Based on an ongoing project, University of Waikato researchers contend that building backdoors into encryption contravenes important encryption principles and should not be pursued as a matter of law and policy.
According to the principal investigators, Dr Michael Dizon, Associate Professor Wayne Rumbles and Associate Professor Ryan Ko, encryption is designed to preserve the objectives of protecting the confidentiality, integrity and authenticity of data and communications. Any legislative proposal that requires the creation of backdoors contravenes all these three cybersecurity objectives because a backdoor is akin to introducing a known weakness in the system.
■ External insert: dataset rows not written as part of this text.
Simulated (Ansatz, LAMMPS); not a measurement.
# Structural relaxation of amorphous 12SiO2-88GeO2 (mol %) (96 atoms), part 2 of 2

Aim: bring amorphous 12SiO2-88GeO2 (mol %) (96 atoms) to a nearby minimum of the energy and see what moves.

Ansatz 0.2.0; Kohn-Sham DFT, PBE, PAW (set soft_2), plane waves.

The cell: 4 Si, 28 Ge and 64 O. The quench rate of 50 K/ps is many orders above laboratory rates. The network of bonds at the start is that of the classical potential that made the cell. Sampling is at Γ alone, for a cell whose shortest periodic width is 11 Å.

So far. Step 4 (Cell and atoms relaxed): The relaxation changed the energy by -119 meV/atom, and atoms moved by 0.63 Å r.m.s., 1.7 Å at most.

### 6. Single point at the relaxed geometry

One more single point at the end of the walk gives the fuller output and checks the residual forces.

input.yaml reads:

“Backdoors are also at odds with another key principle that encryption should be resistant to attacks. They compromise a computer system’s security and resilience”, Dr Dizon explains. Their position against backdoors is supported by the recently proposed Assistance and Access Bill 2018 in Australia, where the Australian Government declares that it “has no interest in undermining systems that protect the fundamental security of communications. This includes a prohibition on building a decryption capability. So-called ‘backdoors’ weaken the digital security of Australians and others”.
The Waikato researchers also note that encryption is adversarial in nature. Historically, encryption is a cat-and-mouse game between codemakers and codebreakers. Based on this finding, the researchers suggest that innovation in cybersecurity should be prioritised and continuous improvements to encryption should be encouraged since these are essential to stay ahead in the arms race. The researchers also believe that caution should be exercised when imposing legal obligations on technology providers that end up dissuading them from keeping their systems safe and secure.
The research project on encryption is funded by the New Zealand Law Foundation’s Information Law and Policy Project (ILAPP), which is intended to explore and develop law and policy to help New Zealand adapt to future changes in the information age, and the University of Waikato’s Strategic Investment Fund – Research.